Why am I so nervous? It’s only an exam. My life doesn’t depend on it (no matter how much the teachers make us feel it does). I could not show up for it, and the world wouldn’t end.

Once the idea is in my head, it’s hard to shake it.

I could miss the exam. I could disappear for the day. Yes.

I have about half an hour before Dad and Clare will get up for work. I make a plan in my head: get dressed, find some money, and get a bus into town. I’ll hide for the day. I could find a quiet spot in the central library, and read. I could sit on the common all day. The sun’s shining. Come to think of it, a few hours of Vitamin D seems like a better use of my life than sweating it in an exam hall.

Yet Dad’s voice keeps shouting down these thoughts. Even in my wildest, silly moments, his voice is always there. He’d be saying something about sixth form entrance requirements, or UCAS, or my CV. All things that sound far too grown up to actually apply to me. It’s the tone of voice that gets my attention. The tone of disappointment.

So maybe I should take the stupid exam. It’s English Lit revision in the afternoon… I could also bunk that. After all, everyone needs their Vitamin D.
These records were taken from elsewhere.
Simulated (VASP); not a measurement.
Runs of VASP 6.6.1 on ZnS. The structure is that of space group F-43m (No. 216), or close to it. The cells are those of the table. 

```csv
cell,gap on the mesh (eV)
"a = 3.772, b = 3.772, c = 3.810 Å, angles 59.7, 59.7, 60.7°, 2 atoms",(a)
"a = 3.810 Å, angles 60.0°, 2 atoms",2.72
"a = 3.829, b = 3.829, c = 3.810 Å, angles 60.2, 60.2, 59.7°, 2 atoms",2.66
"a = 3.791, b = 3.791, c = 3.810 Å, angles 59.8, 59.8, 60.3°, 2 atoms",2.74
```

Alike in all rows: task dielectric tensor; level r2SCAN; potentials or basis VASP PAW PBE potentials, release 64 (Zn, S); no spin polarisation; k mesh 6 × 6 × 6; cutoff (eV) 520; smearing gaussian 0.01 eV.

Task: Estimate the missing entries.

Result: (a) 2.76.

Time For Some Serious Dreaming // #2

(Read the first part of this narrative here.)

canal houseboat.PNG

I slip on Aristotle’s lead and he pulls me to the end of the crescent, then up the familiar snicket towards the water. The air smells of impending summer. Full of promise.

Aristotle took his usual route down the canal tow path, tail in the air, nose close to the ground. I followed him, passing the usual hotchpotch of houseboats. I noticed Greg already on his deck, smoking, eyes on a book. He’s wearing two jumpers, both with holes in them. He looks such a mess that I barely think about the fact that I’m in pyjamas.

Everyone on Moseley Crescent knows Greg. Dad pays him for maintaining our garden, and other odd jobs. He’s handy. There’s a sculpture on the roof of his houseboat, a fox; he made it himself out of scrap metal. It sits among troughs of homegrown veg: carrots, turnips, potatoes.

‘Morning, Miss Murphy,’ he says. I think he me calls this because he can’t remember my first name. ‘A bit early for dog walking, isn’t it?’

‘A bit early for reading, too,’ I say. ‘Hey! Aristotle! No – drop it!’

Aristotle is trying to eat a cigarette end he’s found on the tow path. I rush over and prise it out of his teeth.

‘Ugh. So disgusting. Is this you, leaving fag ends everywhere?’

Greg shrugs. ‘Sorry, Miss Murphy.’

I have no idea how old Greg is. He hides behind a beard and a layer of dirt. He could be in his twenties – he could be much older. Something about him makes me feel like he’s not a proper grown-up.

We continue down the towpath. My feet are getting sore in the wellies, though, and when we reach the common, I let Aristotle run around without a lead, and I sit on the stile for a while. I’d briefly forgotten about my exam, and now I’ve remembered, my stomach starts to flip about like a fish.


Writing Confidence

I can vividly remember the first time I managed to write for a whole day. It was the first week of the summer holidays, I was about fifteen, and I shut myself away in my bedroom, pouring words onto a slow, ancient computer my parents had purchased second-hand for £50. You could type on it, and that was about it. No internet connection, no games, just Microsoft Word and an ancient, dusty keyboard. It was perfect.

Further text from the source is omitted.